The strength of SE1 imaging is spatial precision. Since the signal originates close to the beam position, it is less blurred by distant generation paths. This is one reason modern field emission SEMs often use in-lens or through-the-lens detection for high-resolution secondary electron imaging.

SE2 signal

SE2 signal is produced indirectly. Backscattered electrons can leave the specimen and generate additional secondary electrons when they hit nearby surfaces. The resulting electrons may then be collected by a secondary electron detector.

SE2-rich imaging often gives strong visual contrast from:

  • edges and corners
  • steep topography
  • sample tilt
  • shadowing from detector position
  • chamber geometry
  • specimen mounting and nearby conductive structures

This can be excellent for navigation and for understanding specimen shape. It can also mislead if the image is treated as a direct map of nanoscale surface height.

Detector geometry and signal bias

Detector geometry strongly affects the SE1 and SE2 balance.

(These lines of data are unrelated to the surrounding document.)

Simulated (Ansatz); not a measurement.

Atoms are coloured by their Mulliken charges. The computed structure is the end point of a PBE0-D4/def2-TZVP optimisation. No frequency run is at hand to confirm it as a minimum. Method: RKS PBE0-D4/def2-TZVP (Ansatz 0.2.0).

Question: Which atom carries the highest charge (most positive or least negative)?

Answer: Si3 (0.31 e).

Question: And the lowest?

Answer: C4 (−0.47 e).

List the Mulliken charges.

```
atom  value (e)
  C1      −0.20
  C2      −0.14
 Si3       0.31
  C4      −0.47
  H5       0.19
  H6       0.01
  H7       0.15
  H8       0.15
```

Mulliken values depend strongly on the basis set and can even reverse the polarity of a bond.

Detector style Typical signal character Practical use
In-lens detector SE1-rich High-resolution surface detail at short working distance
Through-the-lens detector SE1-rich to mixed Fine topography, low-voltage imaging, beam-sensitive surfaces
Everhart-Thornley detector Mixed, often SE2-rich Routine morphology, navigation, large topographic features
Chamber-mounted SE detector Mixed to SE2-rich General imaging where working distance and sample geometry vary

These are practical tendencies, not hard boundaries. A chamber detector can collect useful SE1 signal under favorable geometry. An in-lens detector can still receive signal influenced by sample fields, charging, and topography.

Comparison table

Question SE1-rich imaging SE2-rich imaging
Best for Fine surface detail Shape, edges, navigation
Spatial origin Near primary beam impact Away from direct beam impact, often indirect
Resolution potential Higher Lower, because generation paths are less localized
Topography style Fine surface texture Strong edge and shadow contrast
Main risk Interpreting contrast without considering coating, charging, or landing energy Mistaking edge enhancement for true nanoscale detail
Common detector preference In-lens or through-the-lens Everhart-Thornley or chamber-mounted SE detector

Practical selection guidance

Use an SE1-rich condition when the research question depends on small surface features. Examples include measuring nanoparticle dispersion, checking thin film texture, examining etched sidewalls, or comparing subtle coating morphology.

Use an SE2-rich condition when you need a readable overview. It is often better for finding the region of interest, understanding specimen orientation, and communicating the gross shape of a structure.

For publication-quality work, capture both when possible. A paired SE1-rich and SE2-rich image can make interpretation much stronger because it separates fine surface information from broader topographic context.

  1. Start with a routine secondary electron detector at moderate magnification.
  2. Adjust working distance and accelerating voltage until charging and drift are controlled.
  3. Move to an in-lens or through-the-lens detector for high-resolution surface detail.
  4. Compare the same field of view under both signal conditions.
  5. Record detector, working distance, accelerating voltage, probe current, tilt, and coating details in the image metadata or lab notes.

Common interpretation mistakes

The first mistake is calling every bright edge "surface roughness." SE2-rich images can make edges bright because detector geometry favors electrons escaping from exposed features.

The second mistake is comparing images taken with different detector settings as if they were equivalent. Changing from chamber SE to in-lens SE can change contrast as much as changing the specimen.

The third mistake is ignoring charging. Local electric fields can redirect low-energy secondary electrons, which changes apparent brightness. On insulating samples, detector choice and coating quality can dominate the image.

Technical notes for researchers

At lower landing energies, the interaction volume contracts and surface sensitivity increases. This can make SE1-rich imaging especially valuable, but it also increases sensitivity to contamination, charging, and local fields.

At higher landing energies, backscatter production and penetration depth increase. That can raise the indirect secondary electron contribution and make the image less purely surface-local.

For quantitative morphology, secondary electron images should be treated carefully. They are powerful qualitative images, but brightness is not a simple height scale. If composition is suspected, compare with backscattered electron imaging or EDX mapping before assigning contrast to topography alone.

Bottom line

SE1-rich imaging is the better choice for fine surface detail. SE2-rich imaging is often the better choice for readable morphology and topographic context.

The best SEM practice is to treat detector choice as part of the experiment, not as a default button. When you know whether the image is SE1-rich, SE2-rich, or mixed, you can interpret the micrograph with much more confidence.